This Notebook is used to qualitatively and quantitatively evaluate the NER labeling done by the fine-tuned BERT. This evaluation is done against the baseline metrics (seen in `baselineBERT.ipynb`) and the labels done by an NER model that has been giving high praises in the field (Stanford NER).

I'm comparing how closely my fine-tuned model performs against the Stanford NER and whether both perform better than the baseline. At the end of the notebook, I note a major asterisk of my evaluation.
- Since I do not have a gold standard NER labes (my data is new and has not undergone human annotation), I'm using Stanford NER's labeling as a frame of reference, as Stanford NER is a renowned NER tool. I assume that Stanford NER's labels are correct (like a "silver standard" rather than a "gold standard") and see how my model perform against Stanford NER's performance on the data.

I have noted each of the comparison and evaluation that I'm running, and I have a final conclusion in the end.

Code attribution:
All code in this Notebook is mine.

In [None]:
# Load Stanford NER:

import json
from nltk.tag import StanfordNERTagger

def stanfordNERTag(jsonContentPath, stanfordTagger):
    with open(jsonContentPath, "r") as jsonFile:
        jsonContentUntagged = json.load(jsonFile)
    
    taggingResultDict = {}

    progressCounter = 0
    totalNeedToProcess = len(jsonContentUntagged)
    for newspaperName, newspaperContent in jsonContentUntagged.items():
        taggingResultDict[newspaperName] = stanfordTagger.tag(newspaperContent.split())
        progressCounter += 1
        print(f"Processed {progressCounter}/{totalNeedToProcess} files")

    with open("/Users/Jerry/Desktop/CS372/FinalProject/data/stanfordTaggingMerged(UseInEvaluation).json", "w") as jsonTagResultFile:
        json.dump(taggingResultDict, jsonTagResultFile, indent=4)
    
jsonContentPath = "/Users/Jerry/Desktop/CS372/FinalProject/data/newspaperCleanedContent.json"
stanfordTagger = StanfordNERTagger('/Users/Jerry/Desktop/CS372/stanford-ner-2020-11-17/classifiers/english.muc.7class.distsim.crf.ser.gz', '/Users/Jerry/Desktop/CS372/stanford-ner-2020-11-17/stanford-ner-4.2.0.jar')

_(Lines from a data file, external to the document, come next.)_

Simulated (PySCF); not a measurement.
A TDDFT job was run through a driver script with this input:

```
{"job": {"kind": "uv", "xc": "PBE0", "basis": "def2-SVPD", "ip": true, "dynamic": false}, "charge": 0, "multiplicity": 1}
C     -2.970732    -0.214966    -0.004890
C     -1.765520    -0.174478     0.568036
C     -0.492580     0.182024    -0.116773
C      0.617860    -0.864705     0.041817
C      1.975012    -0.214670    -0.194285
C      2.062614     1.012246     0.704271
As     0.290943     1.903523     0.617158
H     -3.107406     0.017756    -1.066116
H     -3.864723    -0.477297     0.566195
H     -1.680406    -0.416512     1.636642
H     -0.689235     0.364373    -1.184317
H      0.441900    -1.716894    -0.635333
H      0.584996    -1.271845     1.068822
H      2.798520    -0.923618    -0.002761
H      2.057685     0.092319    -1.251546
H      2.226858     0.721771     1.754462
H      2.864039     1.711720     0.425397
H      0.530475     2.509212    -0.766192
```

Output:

taggingResults = stanfordNERTag(jsonContentPath, stanfordTagger)

In [5]:
# We will first compare the number of labels in both mine and Stanford's against the baseline (7%)

# This function is a reusable function that finds the number of words in our corpus
def findNumberOfWords(dataStorageJSON):
    with open(dataStorageJSON, "r") as contentJSON:
        rawContent = json.load(contentJSON)
    
    wordCount = {}
    for newspaperTitle, newspaperContent in rawContent.items():
        wordCount[newspaperTitle] = len(newspaperContent.split())
    
    totalNumberOfWords = sum([newspaperWordCount for newspaperTitle, newspaperWordCount in wordCount.items()])

    return wordCount, totalNumberOfWords

# This is a reusable function that finds the number of labels performed by a model
def countNumberOfLabels(NERStorageJSON):
    with open(NERStorageJSON, "r") as storageJSON:
        NERContent = json.load(storageJSON)
    
    labelCounter = {}
    for newspaperTitle, newspaperContent in NERContent.items():
        labelCounter[newspaperTitle] = len(newspaperContent)
    
    totalNumberOfLabels = sum([newspaperLabelCount for newspaperTitle, newspaperLabelCount in labelCounter.items()])

    return labelCounter, totalNumberOfLabels

In [6]:
# Run the two functions above

# loads the raw data
rawDataJSON = "/Users/Jerry/Desktop/CS372/FinalProject/data/newspaperCleanedContent.json"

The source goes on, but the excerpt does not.